Similarly, in Arnold v Britton127 Lord Neuberger said:
[T]he reliance placed in some cases on commercial common sense and surrounding circumstances … should not be invoked to undervalue the importance of the language of the provision which is to be construed. The exercise of interpreting a provision involves identifying what the parties meant to the eyes of a reasonable reader, and, save perhaps in a very unusual case, that meaning is most obviously to be gleaned from the language of the provision. Unlike commercial common sense and the surrounding circumstances, the parties have control over the language they use in a contract. And, again save perhaps in a very unusual case, the parties must have been specifically focusing on the issue covered by the provision when agreeing the wording of that provision … [W]hile commercial common sense is a very important factor to take into account when interpreting a contract, a court should be very slow to reject the natural meaning of a provision as correct simply because it appears to be a very imprudent term for one of the parties to have agreed, even ignoring the benefit of wisdom of hindsight. The purpose of interpretation is to identify what the parties have agreed, not what the court thinks that they should have agreed. Experience shows that it is by no means unknown for people to enter into arrangements which are ill-advised, even ignoring the benefit of wisdom of hindsight, and it is not the function of a court when interpreting an agreement to relieve a party from the consequences of his imprudence or poor advice. Accordingly, when interpreting a contract a judge should avoid re-writing it in an attempt to assist an unwise party or to penalise an astute party.

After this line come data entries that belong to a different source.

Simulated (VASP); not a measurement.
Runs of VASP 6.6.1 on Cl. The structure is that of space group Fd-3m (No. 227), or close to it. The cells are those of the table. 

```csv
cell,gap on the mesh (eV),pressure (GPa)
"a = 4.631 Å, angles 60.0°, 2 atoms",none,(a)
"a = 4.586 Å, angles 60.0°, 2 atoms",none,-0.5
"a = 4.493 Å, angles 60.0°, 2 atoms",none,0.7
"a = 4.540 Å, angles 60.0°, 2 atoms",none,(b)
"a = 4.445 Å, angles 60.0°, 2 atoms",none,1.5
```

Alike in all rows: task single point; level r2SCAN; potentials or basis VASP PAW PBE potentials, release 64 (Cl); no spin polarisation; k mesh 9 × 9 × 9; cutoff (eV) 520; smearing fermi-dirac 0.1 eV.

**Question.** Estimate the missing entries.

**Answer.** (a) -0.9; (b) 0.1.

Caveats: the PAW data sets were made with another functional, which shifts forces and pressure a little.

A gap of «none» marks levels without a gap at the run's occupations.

An illustration of the business common sense approach to construction is the decision in Idya Pty Ltd v Anastasiou.128 In that case a tenant of retail premises under a registered strata plan used them as a fast food outlet. Pursuant to Clause 19.1(a) of the relevant strata plan documentation the ‘owners’ of the premises were not permitted to ‘use’ them as a fast food outlet. The word ‘owners’ was defined to mean the registered proprietors of the premises. The tenant claimed that, as it was not the owner of the premises, the prohibition against using them as a fast food outlet did not apply to it with the consequence that it could not be prevented from operating its fast food outlet for the duration of the lease. The Court of Appeal rejected this argument. Beazley JA129 said:
In my opinion, having regard to the wide meaning that the word ‘use’ bears, depending upon its context, the proper construction of cl 19.1(a) is that it is a prohibition upon the owners of the Retail Shops on using, including permitting to be used, the premises as a fast food outlet. Any other construction would be commercially nonsensical. If the construction for which the [tenant] contend was the correct one, it would mean that an individual could be the proprietor of the Retail Shops and by the mere device of entering into a lease or licence with a company of which the proprietor was the sole shareholder, thereby avoid the prohibition on use. The reverse, of course, would also operate, that is, a company could be the owner of the Retail Shops and lease or licence the premises to its sole shareholder. Reasonable commercial persons would readily reject that as being available under a clause in the terms of cl 19.1(a).